More than a quarter million children each year are injured while participating in winter sports. As families hit the slopes, the ice and the snowmobile trails, remember a few simple precautions to help keep kids safe in the snow: kids need to be dressed appropriately, be supervised at all times and stick to safe terrain. For many winter activities, protective headgear is also recommended.
In 2002, nearly 70,000 children under 14 were taken to emergency rooms for injuries resulting from winter sports, including nearly 23,000 from snowboarding, 18,000 from skiing, 14,000 from ice skating, 13,000 from sledding and 1,500 from snowmobile crashes. Another 300,000 children suffered less serious injuries from winter sports, according to figures released in 2002 by the American Academy of Orthopaedic Surgeons.

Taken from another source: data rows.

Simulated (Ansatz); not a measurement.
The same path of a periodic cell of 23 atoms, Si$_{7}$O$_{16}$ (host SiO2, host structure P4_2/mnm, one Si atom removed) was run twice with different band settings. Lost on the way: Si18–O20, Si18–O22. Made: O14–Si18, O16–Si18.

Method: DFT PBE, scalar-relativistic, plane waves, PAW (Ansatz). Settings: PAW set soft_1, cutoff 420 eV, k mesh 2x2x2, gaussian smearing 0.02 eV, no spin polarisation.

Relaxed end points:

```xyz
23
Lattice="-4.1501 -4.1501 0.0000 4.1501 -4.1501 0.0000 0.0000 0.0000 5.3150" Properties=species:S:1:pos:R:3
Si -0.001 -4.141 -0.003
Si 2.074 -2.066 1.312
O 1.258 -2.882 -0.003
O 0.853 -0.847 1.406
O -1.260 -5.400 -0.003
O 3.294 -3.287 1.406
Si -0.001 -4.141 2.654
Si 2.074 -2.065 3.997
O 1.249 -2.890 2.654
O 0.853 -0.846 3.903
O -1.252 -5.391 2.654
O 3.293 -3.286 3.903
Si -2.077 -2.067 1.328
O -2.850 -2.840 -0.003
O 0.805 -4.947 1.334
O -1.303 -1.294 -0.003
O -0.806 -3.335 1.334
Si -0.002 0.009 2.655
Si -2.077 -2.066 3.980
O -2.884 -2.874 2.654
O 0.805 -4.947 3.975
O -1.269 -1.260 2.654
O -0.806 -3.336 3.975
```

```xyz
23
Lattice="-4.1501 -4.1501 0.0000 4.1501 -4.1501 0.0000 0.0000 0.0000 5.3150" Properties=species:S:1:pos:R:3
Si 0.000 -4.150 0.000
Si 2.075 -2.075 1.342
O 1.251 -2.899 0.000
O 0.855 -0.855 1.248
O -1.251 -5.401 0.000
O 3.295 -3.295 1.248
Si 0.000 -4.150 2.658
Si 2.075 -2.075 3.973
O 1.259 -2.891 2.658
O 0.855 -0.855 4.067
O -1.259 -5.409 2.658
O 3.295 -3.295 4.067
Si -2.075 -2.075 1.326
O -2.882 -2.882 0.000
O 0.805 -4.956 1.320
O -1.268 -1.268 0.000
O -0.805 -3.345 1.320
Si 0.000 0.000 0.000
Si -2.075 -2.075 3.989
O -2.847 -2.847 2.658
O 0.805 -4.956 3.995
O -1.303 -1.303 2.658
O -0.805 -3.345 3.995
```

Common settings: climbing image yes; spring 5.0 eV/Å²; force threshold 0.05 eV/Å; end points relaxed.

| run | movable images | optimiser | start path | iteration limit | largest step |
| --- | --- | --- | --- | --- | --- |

Kids should wear a helmet when they ski, and have an expert make sure it fits co rrectly so it won't come loose at a critical moment. According to the U.S. Consumer Product Safety Commission, ski helmets could prevent or reduce the effects of 53 percent of the head injuries suffered by children under 15 while skiing or snowboarding. Although there are no federal standards for ski helmets, the Snell Memorial Foundation and ATSM International test and certify helmets to their own high standards.
Roughly 3,000 kids a year suffer serious head injuries (brain injuries) from sledding. Kids under 12 should wear a helmet while sledding, according to the American Academy of Orthopaedic Surgeons. Don't let kids go down a hill headfirst — they should sit up and face forward. An adult should make sure the path is free of obstacles and snow-covered hazards and does not lead to a street, a body of water or a crowded gathering place. Inspect your child's sled regularly for worn, damaged or loose parts that could break or snag at high speed.
Snowmobiles can reach speeds of 90 miles per hour. No one under age 16 should drive a snowmobile, and no one under 6 should ride one. All snowmobile drivers and riders should wear helmets designed for high-speed motor sports — not bike helmets.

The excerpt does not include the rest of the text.